Backtalk! Reap the Whirlwind
September 26, 2001
From Albert C., regarding The Strait Scoop
January 23, 2003
I usually enjoy your columns which are insightful and witty. But I have to admit I was disappointed with the one you wrote after 9/11. I do believe America may have made mistakes in dealing with Yugoslavia, North Korea, Iraq, and Palestine as you have said. But the way you wrote about the issues was so one sided and biased against the US You seem to be forgetting the huge roles that Slobodan Milosevic, Kim Il Jung, Saddam Hussein, and Yasser Arafat played in each of these trouble spots. I thought this was unfair. But the real reason I wanted to write to you was that do you agree with China's newfound position on world issues that line up with America's. The Chinese seem to be backing the US hard-line opinion on Iraq and is helping to resolve the crisis on the Korean peninsula by pressuring the North Koreans to stop misbehaving (It is alleged that both Jiang Zemin and Hu Jintao loathe Kim IL Jung almost as much as George W. Bush does). Do you agree with China's new pragmatic foreign policy which has replaced its original foreign policy that supported Third World revolutionary movements and governments by aligning itself more closely to the United States?
Bevin Chu replies:
Thank you for taking the time to share your thoughts. Although we disagree, I am happy to see that we can disagree without being disagreeable.

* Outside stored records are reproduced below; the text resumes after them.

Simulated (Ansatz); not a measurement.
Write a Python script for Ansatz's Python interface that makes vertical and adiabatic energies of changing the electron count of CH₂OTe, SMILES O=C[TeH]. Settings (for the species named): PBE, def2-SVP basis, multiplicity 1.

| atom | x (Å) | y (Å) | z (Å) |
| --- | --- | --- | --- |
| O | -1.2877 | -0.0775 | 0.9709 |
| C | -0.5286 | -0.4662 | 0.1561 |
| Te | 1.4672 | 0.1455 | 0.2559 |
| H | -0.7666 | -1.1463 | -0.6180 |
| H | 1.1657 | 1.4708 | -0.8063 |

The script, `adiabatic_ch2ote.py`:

You wrote: "You seem to be forgetting the huge roles that Slobodan Milosevic, Kim IL Jung, Saddam Hussein, and Yasser Arafat played in each of these trouble spots. I thought this was unfair."
Antiwar.com's many other contributors have covered the Balkans and the Middle East in far greater detail than I have. In any given week, one need only browse through the dozens of articles posted under Viewpoints to get the real story "Behind the Headlines". I don't think I really need to get into this one.
Beijing's "new" foreign policy is anything but new. It is old. It is only "new" to the western media establishment, which has clung to long obsolete impressions formed during the early days of the Cold War. Western analysts agree in retrospect that Beijing's alleged Cold War era "aggression" was never all that energetic, that Moscow was the real offender when it came to fomenting global Marxist Leninist insurgency. Besides Beijing's foreign and domestic economic policies were completely overhauled when Deng Xiaoping took over. This is old news. Very old news.
Beijing is not really endorsing Bush's unwarranted aggression against Iraq, it is merely not actively opposing it. The Bush administration knows this. The reason should be obvious. Prior to 9-11 China was being set up by Washington as the the greatest threat to America's future in the post Cold War world. Now that the muzzle of Dubya's gun is pointed at somebody else's head, Beijing is understandably not eager to attract attention back to itself. That hardly constitutes endorsement of Bush's megalomaniacal policies.